Create an endpoint
To create a new Serverless endpoint through the Runpod web interface:
- Navigate to the Serverless section of the Runpod console.
- Click New Endpoint.
- On the Deploy a New Serverless Endpoint screen, choose your deployment source:
- Import Git Repository (if GitHub is connected) (see [Deploy from GitHub] for details(/serverless/workers/github-integration).
- Import from Docker Registry (see Deploy from Docker for details.
- Or select a preconfigured endpoint under Ready-to-Deploy Repos.
- Follow the UI steps to configure your selected source (Docker image, GitHub repo), then click Next.
- Configure your endpoint settings:
- Set the Endpoint Name
- Choose your Endpoint Type: select Queue for traditional queue-based processing or Load balancer for direct HTTP access (see Load balancing endpoints for details)
- Under GPU Configuration, select the appropriate GPU types and configure worker settings
- Set Environment Variables and other options as needed. For a full list of options, see Endpoint configurations
- Click Create Endpoint to deploy.
You can optimize cost and availability by specifying GPU preferences in order of priority. Runpod attempts to allocate your first choice GPU. If unavailable, it automatically uses the next GPU in your priority list, ensuring your workloads run on the best available resources.You can enable or disable particular GPU types using the Advanced > Enabled GPU Types section.

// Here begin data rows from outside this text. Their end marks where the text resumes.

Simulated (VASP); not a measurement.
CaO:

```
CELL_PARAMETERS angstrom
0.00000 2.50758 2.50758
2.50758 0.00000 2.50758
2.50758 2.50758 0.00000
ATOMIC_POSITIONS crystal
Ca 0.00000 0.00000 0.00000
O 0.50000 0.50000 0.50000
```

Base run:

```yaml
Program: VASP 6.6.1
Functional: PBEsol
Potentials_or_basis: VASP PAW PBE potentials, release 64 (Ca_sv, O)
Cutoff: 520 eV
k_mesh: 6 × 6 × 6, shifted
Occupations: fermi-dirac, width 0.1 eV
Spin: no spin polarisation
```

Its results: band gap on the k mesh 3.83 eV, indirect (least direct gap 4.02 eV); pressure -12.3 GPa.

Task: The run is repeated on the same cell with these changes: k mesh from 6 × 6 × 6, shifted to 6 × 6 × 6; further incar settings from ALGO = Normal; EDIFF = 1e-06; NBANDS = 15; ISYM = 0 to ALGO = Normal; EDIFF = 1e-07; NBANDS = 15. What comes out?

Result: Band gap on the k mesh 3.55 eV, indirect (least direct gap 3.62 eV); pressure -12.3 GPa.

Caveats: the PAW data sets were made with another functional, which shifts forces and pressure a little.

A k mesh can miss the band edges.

https://api.runpod.ai/v2/{endpoint_id}/
) that you can use to send requests. For information on how to interact with your endpoint, see Endpoint operations.
Edit an endpoint
You can modify your endpoint’s configuration at any time:- Navigate to the Serverless section in the Runpod console.
- Click the three dots in the bottom right corner of the endpoint you want to modify.
- Click Edit Endpoint.
-
Update any configuration parameters as needed:
- Endpoint name
- Worker configuration
- Docker configuration (container image or version)
- Environment variables
- Storage
- Click Save Endpoint to apply your changes.
To force an immediate configuration update, temporarily set Max Workers to 0, trigger the Release, then restore your desired worker count and update again.
Add a network volume
Attach persistent storage to share data across workers:- Navigate to the Serverless section in the Runpod console.
- Click the three dots in the bottom right corner of the endpoint you want to modify.
- Click Edit Endpoint.
- Expand the Advanced section.
- Select a volume from the dropdown below Network Volume.
- Click Save Endpoint to attach the volume to your endpoint.
Delete an endpoint
When you no longer need an endpoint, you can remove it from your account:- Navigate to the Serverless section in the Runpod console.
- Click the three dots in the bottom right corner of the endpoint you want to delete.
- Click Delete Endpoint.
- Type the name of the endpoint, then click Confirm.
Best practices for endpoint management
- Start small and scale: Begin with fewer workers and scale up as demand increases.
- Monitor usage: Regularly check your endpoint metrics to optimize worker count and GPU allocation.
- Use GPU prioritization: Set up fallback GPU options to balance cost and availability.
- Leverage network volumes for large models or datasets rather than embedding them in your container image.
- Set appropriate timeouts based on your workload’s processing requirements.